Ernest Hemingway was an American writer and journalist, equally famous for his novels and his adventurous lifestyle. He was born on July 21, 1899 in Oak Park, near Chicago, into a well-to-do family. Not particularly interested in school, Ernest preferred to follow his father on fishing and hunting trips. In 1914, Europe became embroiled in World War One. Hemingway volunteered and was sent to the Italian front, where he was wounded and decorated for valor. In 1919, he returned to the US. He struggled to readapt to civilian life and begin to suffer from insomnia and depression. In 1921, he married Elizabeth Hadley Richardson and moved to Paris, where he made contact with other American intellectuals living there including Ezra Pound and F. Scott Fitzgerald. Hemingway made his living as a correspondent for a Toronto newspaper, writing stories and traveling around Europe.

In Spain, he developed a passion for bullfighting, which he compared to Greek tragedies. There he started the novel The Sun Also Rises, a story about the travels and disillusionment experienced by a group of Americans, set against a backdrop of bullfights in Pamplona. In 1927, he divorced Elizabeth and married the journalist Pauline Pfieffer. The newlyweds moved back to the US, to Key West, in Florida. There the writer began work on his novel A Farewell to Arms. In it, Hemingway drew on his experiences on the Italian front to write about love as consolation in the face of the horrors of war. The book was a huge success. He worked intensely over the following years, taking two trips to Europe and Africa. He wrote The Snows of Kilimanjaro and The Green Hills of Africa during this period.

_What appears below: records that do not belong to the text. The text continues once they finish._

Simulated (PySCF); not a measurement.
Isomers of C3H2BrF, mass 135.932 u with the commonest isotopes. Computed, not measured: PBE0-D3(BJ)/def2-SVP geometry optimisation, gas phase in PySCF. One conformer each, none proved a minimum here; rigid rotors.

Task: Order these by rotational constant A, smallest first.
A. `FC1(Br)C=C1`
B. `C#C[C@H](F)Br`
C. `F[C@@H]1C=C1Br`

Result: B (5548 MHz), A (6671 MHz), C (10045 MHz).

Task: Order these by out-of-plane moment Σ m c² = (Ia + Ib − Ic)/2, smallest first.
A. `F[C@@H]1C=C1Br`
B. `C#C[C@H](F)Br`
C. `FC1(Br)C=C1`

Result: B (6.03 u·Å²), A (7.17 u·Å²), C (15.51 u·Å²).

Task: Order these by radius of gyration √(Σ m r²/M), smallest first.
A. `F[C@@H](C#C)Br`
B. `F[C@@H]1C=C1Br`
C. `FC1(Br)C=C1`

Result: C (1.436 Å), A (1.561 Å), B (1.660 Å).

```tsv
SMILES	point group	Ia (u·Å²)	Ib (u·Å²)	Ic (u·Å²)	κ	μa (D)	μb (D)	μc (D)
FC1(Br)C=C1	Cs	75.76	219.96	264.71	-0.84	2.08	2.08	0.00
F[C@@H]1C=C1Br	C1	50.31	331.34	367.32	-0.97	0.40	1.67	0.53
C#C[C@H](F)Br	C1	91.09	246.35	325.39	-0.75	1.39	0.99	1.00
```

Hemingway had become very popular. His books were adapted into plays and screenplays, and his life, between wars, women, and hunting, was draped in a romantic allure that seduced younger generations. In 1937 he was a special correspondent in Spain, reporting on the civil war between the republican government and General Franco’s nationalists. The Spanish conflict became the inspiration for his novel For Whom the Bell Tolls, another bestseller. Around that time, Hemingway moved to Cuba with his third wife, the writer Martha Gellhorn. In the 1940s he returned to Europe as a correspondent to report on World War Two. In 1946, he married for the fourth time and in 1952, he wrote the novella The Old Man and the Sea, about the epic struggle between a fisherman and a huge marlin. In 1953, The Old Man and the Sea won the Pulitzer prize. The following year, Hemingway was awarded the Nobel Prize. In 1960 he left his house in Cuba and went back to the US. His health was undermined by alcohol and he slid deeper into depression. Hemingway committed suicide in Ketchum, Idaho, on July 2, 1961, shooting himself with a shotgun. He was 61.